Nearly a Third of Taxpayers Will Pay More

The Republican sales pitch might have gotten a little bit harder Monday with the release of an analysis of the bill by the Tax Policy Center. Contradicting Mitch McConnell’s claim on Sunday that, “At the end of the day, nobody in the middle class is going to get a tax increase,” TPC found that a substantial number of middle-class taxpayers will pay more under the GOP plan: “not all taxpayers would receive a tax cut under this proposal—at least 12 percent of taxpayers would pay higher taxes under the proposal in 2018 and at least 28 percent of taxpayers would pay more in 2027.” UPDATE: The Tax Policy Center says its staff found an error in the report released Monday and is revising its analysis. We'll provide more information about the updated analysis once it's available. 

Tax Policy Center chart

The report will only add to criticism that the bill favors the wealthy. An analysis published last week by the Joint Committee on Taxation found that, on average, families making between $20,000 and $40,000 and those making between $200,000 and $1 million would face higher taxes by 2023. The JCT's chief of staff told the House Ways and Means Committee on Monday that 38 million households earning between $20,00 and $40,00 a year would see higher tax bills.

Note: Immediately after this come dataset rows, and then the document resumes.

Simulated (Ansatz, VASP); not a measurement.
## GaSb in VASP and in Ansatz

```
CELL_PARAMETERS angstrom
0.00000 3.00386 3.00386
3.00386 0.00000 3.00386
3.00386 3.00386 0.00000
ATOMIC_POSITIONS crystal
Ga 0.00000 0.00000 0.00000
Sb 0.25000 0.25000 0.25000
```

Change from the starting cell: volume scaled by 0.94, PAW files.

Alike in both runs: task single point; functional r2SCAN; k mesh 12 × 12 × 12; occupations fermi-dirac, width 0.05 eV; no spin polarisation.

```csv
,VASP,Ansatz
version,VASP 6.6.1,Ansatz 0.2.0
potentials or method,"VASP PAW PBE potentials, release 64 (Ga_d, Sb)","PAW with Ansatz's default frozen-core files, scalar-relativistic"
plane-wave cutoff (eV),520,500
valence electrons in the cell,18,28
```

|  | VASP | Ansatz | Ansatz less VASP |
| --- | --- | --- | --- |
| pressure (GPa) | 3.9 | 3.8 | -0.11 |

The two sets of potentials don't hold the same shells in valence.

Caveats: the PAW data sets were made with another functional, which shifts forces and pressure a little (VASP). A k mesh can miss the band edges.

The conservative Tax Foundation released its own analysis on Friday which found that all income groups will get a tax break on average as a result of the bill. However, the report did not break income groups down to see if there were winners and losers within each group, with some paying more and others less.

One thing all of the analyses agree on: Most of the benefits of the tax bill go to the wealthy. Lily Batchelder, a professor at NYU law school and former deputy director of the White House National Economic Council under President Obama, tweeted: “Tax plan highly regressive even when look at % change in after-tax income, and becomes more regressive over time.”